Drummer Gerald Cleaver can adjust his playing to any musical scene. In a free-jazz context, he can sound like he’s wailing on two sets of drums. The snare rolls and cymbal clangs rush forward like runners competing in a marathon, and when it’s all said and done, he always snaps the tape at the finish line.
He can also ease up to play behind vocalists. Never letting his ego get the best of him, he leaves singers room to express their full dynamic range, from the whispers to shouts if they are so inclined. “Tasteful” is a word that comes to mind for Atlanta-based vocalist René Marie, who has recorded with Cleaver’s accompaniment. “His personality is humble and modest, and it comes through in his playing,” she says.

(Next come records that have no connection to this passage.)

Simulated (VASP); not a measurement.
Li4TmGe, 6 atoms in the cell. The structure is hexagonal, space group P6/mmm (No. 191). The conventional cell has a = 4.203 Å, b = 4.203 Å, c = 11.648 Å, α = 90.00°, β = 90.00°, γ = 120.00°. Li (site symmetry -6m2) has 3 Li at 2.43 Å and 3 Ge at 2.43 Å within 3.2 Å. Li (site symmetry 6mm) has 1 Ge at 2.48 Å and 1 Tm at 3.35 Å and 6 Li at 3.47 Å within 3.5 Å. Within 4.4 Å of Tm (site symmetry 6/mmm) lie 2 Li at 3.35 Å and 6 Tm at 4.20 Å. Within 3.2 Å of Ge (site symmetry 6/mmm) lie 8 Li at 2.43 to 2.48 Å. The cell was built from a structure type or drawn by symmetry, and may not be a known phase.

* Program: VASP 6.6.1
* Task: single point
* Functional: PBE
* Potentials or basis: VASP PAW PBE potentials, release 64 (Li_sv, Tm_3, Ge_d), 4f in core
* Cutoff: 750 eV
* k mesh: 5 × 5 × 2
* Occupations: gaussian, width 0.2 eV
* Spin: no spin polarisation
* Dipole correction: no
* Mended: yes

But listening to Cleaver play in these different styles, you also hear a restlessness, as if he’s constantly trying to find new musical dimensions.
“I’m always in the process of trying to find out what the nature of things is, and what the nature of my soul is. That’s what music is all about: the ability to complete your soul. For a brief moment it’s like a communion with unseen realms. I think music is spiritual because it expresses things that we cannot put into words,” Cleaver says.
As passionately as Cleaver talks about that “communion,” it took him a long time to make it his life’s focus. He grew up in a musical household but started high school thinking he’d be an auto mechanic. He pursued music for a time, generated a bit of a buzz, then quit playing for five years. Finally, the late Betty Carter inspired him to stick to his drums.
Gigs and recording sessions with such musicians as Spencer Barefield, Roscoe Mitchell, Matthew Shipp, Henry Threadgill and the aforementioned Marie have followed. Cleaver has appeared on about 20 records in the last year and has finally released his first disc as a leader, Adjust. In the ’60s, his record might have been given one of those new-cat-on-the-scene titles, something like Cleaver’s Time is Now or Make Room for Gerald. In short, things are heating up for Cleaver, who is now 38.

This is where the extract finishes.